A loss and damage fund, more than 30 years after developing nations first broached the idea, is finally up and running with about $700mn in initial finance, an executive director in place, and an HQ in Manila.
The scheme, which countries agreed to establish at COP27 in Sharm el-Sheikh two years ago, is intended to act as a third pillar — along with mitigation and adaptation — in the response to climate change, say experts.
The idea, explains Ibrahima Cheikh Diong, the Senegalese American appointed in September as the fund’s first executive director, is to create a vehicle for “global solidarity”, in which wealthier countries that have benefited from burning fossil fuels can help those now suffering from the consequences.
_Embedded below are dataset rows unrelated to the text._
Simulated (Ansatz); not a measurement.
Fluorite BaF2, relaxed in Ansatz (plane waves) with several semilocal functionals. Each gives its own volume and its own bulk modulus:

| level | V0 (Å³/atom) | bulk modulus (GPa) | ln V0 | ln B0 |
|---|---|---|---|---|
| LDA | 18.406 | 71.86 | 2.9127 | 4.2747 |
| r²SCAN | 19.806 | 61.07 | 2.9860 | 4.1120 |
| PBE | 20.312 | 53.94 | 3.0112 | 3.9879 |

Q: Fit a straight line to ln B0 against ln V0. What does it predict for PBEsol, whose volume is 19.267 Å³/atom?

In a statement following his appointment, Diong called it “a pivotal time when the climate crisis is proving to be an existential threat to lives and livelihoods, particularly of the most vulnerable communities in developing countries”. The fund, he said, would “make a significant difference to those disproportionately affected”.
By global diplomacy standards, the momentum since the initial agreement at Sharm el-Sheikh in November 2022 has been impressive.
But the nations that are most desperately in need of help to fight the impact of climate change, including small island nations and some of the world’s most fragile states, fear they may wait years before assistance arrives.
“It’s a black box,” says Hodan Osman, president of the Development and Reconstruction Bank of Somalia, adding that countries like hers, perceived as high-risk, too often find themselves at the back of the queue when it comes to climate financing.
“When are we going to get this money?” she asks. “It’s not flowing through in the way that it should.”
Initial pledges to the fund from France, Italy, Germany, and the United Arab Emirates, plus smaller amounts from the US and Japan, will be put in trust at the World Bank, under an interim arrangement.
The first grants are expected to be made, at the very earliest, in 2025, according to the Heinrich Böll Foundation, a think-tank based in Germany.
But Osman says Somalia, which has been wracked by conflict for 30 years and severe drought for at least four, has struggled to access even the climate financing that is already available.
She estimates that her Horn of Africa country receives about $300mn in climate-related funding each year, 0.6 per cent of what Mogadishu estimated it needs. By contrast, between 2011 and 2023, Somalia received an average of $1.1bn annually in humanitarian aid, she notes.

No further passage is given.